Design
Overview
rsdedup is a fast, Rust-based file deduplication tool. It scans directories for duplicate files and supports multiple actions: reporting, hardlinking/symlinking, and deleting duplicates (keeping one copy).
Goals
- Fast duplicate detection across large directory trees
- Multiple comparison strategies (hash-based, size+hash, byte-for-byte)
- Multiple actions on duplicates (report, hardlink, symlink, delete)

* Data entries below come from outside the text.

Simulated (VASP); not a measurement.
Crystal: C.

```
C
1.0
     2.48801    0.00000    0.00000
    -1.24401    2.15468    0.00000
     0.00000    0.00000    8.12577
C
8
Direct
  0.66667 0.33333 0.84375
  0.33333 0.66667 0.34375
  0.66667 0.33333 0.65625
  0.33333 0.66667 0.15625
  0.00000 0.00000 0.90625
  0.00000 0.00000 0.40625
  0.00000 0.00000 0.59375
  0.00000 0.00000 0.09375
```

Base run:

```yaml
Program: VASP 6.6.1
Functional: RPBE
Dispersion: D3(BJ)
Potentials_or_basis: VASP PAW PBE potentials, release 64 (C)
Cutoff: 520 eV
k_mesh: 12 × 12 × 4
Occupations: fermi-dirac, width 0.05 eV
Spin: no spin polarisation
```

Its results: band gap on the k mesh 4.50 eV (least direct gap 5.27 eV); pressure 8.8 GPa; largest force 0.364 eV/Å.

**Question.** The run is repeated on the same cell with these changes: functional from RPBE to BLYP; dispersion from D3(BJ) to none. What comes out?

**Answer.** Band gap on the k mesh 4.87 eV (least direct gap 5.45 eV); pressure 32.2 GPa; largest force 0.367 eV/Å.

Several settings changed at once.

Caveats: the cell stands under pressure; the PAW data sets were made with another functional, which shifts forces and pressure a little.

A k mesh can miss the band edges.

- Safe defaults — report-only unless explicitly told to modify files
- Parallel file hashing for performance
Pipeline Architecture
rsdedup processes files through a multi-stage pipeline where each stage reduces the candidate set:
1. Scan → Walk directories, collect file metadata
2. Group → Group files by size (unique sizes eliminated)
3. Filter → Apply min-size, max-size, include/exclude filters
4. Compare → Compare candidates using the chosen strategy
5. Act → Perform the chosen action on duplicate groups
Module Structure
src/
├── main.rs — Orchestration and command dispatch
├── cli.rs — CLI definitions (clap derive)
├── scanner.rs — Directory walking with walkdir
├── grouper.rs — Group files by size
├── compare.rs — Comparison strategies (size-hash, hash, byte-for-byte)
├── hasher.rs — Hash implementations (SHA-256, xxHash, BLAKE3)
├── cache.rs — Persistent hash cache (sled)
├── action.rs — Actions: report, delete, hardlink, symlink
├── output.rs — Output formatting (text, JSON)
├── types.rs — Shared types
└── error.rs — Exit codes
Key Types
#![allow(unused)]
fn main() {
struct FileEntry {
path: PathBuf,
size: u64,
metadata: Metadata,
}
struct DuplicateGroup {
size: u64,
hash: String,
files: Vec<FileEntry>,
}
enum CompareMethod {
SizeHash,
Hash,
ByteForByte,
}
enum KeepStrategy {
First,
Newest,
Oldest,
ShortestPath,
}
}
Parallelism
- Directory walking is single-threaded (I/O bound, using
walkdir) - File comparison uses a
rayonthread pool — size groups are processed in parallel - Within a single size group, files are hashed and compared sequentially
- Thread count is configurable via
--jobs(defaults to CPU core count)
See the Parallelism chapter for details on controlling thread count and when parallelism helps most.
Cache Design
The hash cache uses sled, an embedded key-value store at ~/.rsdedup/cache.db. Each entry maps a file path to its metadata (size, mtime, inode) and hash values (partial and full). Cache entries are invalidated when any metadata field changes. The cache merges partial and full hashes — computing one doesn’t overwrite the other.
See the Hash Cache chapter for details.
Safety
- Default action is report-only — no files are modified unless explicitly requested
--dry-runshows what would happen without making changes- No cross-filesystem hardlinks — detected and reported as errors
- Symlink loops are avoided by not following symlinks by default
Exit Codes
| Code | Meaning |
|---|---|
0 | Success, no duplicates found |
1 | Success, duplicates found |
2 | Error |
This makes rsdedup scriptable (e.g. rsdedup report && echo "clean").
Dependencies
| Crate | Purpose |
|---|---|
clap | CLI argument parsing |
clap_complete | Shell completion generation |
walkdir | Recursive directory traversal |
rayon | Parallel hashing |
sha2 | SHA-256 |
xxhash-rust | xxHash (xxh3-128) |
blake3 | BLAKE3 |
sled | Embedded key-value cache |
bincode | Cache entry serialization |
serde / serde_json | JSON output |
globset | Include/exclude glob matching |
anyhow | Error handling |